New to poker (this is my third week playing), but here’s my thoughts on the streets.
Preflop: Iso-raising is a must with a hand like Kings. Poker sites would recommend 4BB in your position, but from my experience on this site, your 6.5BB is a good size - if there’s customers, keep increasing the size. In fact, given that mediocre hands called you, if anything, you didn’t size big enough - I’ve went up to 10 BB before on loose tables on this site.
Flop: The flop is problematic, because it completely misses your preflop raising range. When you bet, you have three goals in mind:
- Stop worse hands from improving.
- Get worse hands to put more money in the pot.
- Get better hands to fold.
With this in mind, I think betting with Kings on a board is good, because it gets 8x to call you. The sizing you chose is a bit big for my tastes, but it probably needs to be big enough to fold out hands like 67, even though the implied odds.
Turn: Here, I think you should figure out what you’re representing, and what your opponents are representing. With your iso-raise and flop c-bet, your range looks something like 88+, broadways, maybe A4s or A8s, 89s, 8Ts, 9Ts, 9Js. So by c-betting the turn, you’re advertising a lot of hands with jacks.
The second thing is to look at your opponents hands, and ask what they might have and what you’re trying to do. Hands that call your flop c-bet are pairs, 4x, good 8x holdings, and gutshots. So by betting here, you are folding out gutshots (good), folding out 8x (not very useful), or betting into 4x (not good). You’re not extracting value from getting jacks to call, because the only jacks that made it past the flop are already better than you.

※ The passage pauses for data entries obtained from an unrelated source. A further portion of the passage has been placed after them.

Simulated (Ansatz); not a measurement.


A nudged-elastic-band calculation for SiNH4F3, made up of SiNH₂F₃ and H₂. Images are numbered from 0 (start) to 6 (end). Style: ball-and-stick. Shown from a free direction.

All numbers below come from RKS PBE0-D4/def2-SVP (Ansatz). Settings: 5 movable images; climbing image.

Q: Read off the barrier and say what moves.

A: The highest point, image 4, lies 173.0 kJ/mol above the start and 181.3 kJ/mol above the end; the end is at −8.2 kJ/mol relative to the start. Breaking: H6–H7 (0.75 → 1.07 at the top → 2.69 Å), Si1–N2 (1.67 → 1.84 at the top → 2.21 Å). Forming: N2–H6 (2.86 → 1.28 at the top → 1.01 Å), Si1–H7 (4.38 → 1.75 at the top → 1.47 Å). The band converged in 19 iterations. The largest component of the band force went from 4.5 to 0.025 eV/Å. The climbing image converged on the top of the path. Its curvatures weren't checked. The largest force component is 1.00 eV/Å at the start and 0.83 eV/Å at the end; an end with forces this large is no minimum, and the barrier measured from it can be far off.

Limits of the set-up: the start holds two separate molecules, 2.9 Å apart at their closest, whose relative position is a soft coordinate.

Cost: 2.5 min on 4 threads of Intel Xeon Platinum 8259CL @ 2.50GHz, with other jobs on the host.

When your opponent shoves, I think it’s a clear fold. Shoves here represent 4x, which you have low equity against, and you can’t even benefit from implied odds when you river a King when people are already all-in. Other possible shoves might be 88, 8J, JJ, or hearts, but I think the EV from calling hearts or 8J (or the extremely unlikely 9T, QQ, or pure bluffs) doesn’t make up from the lost EV from the other cases when you’re behind. I also note that from my personal experience on this site, people tend to not check-raise with a bluff.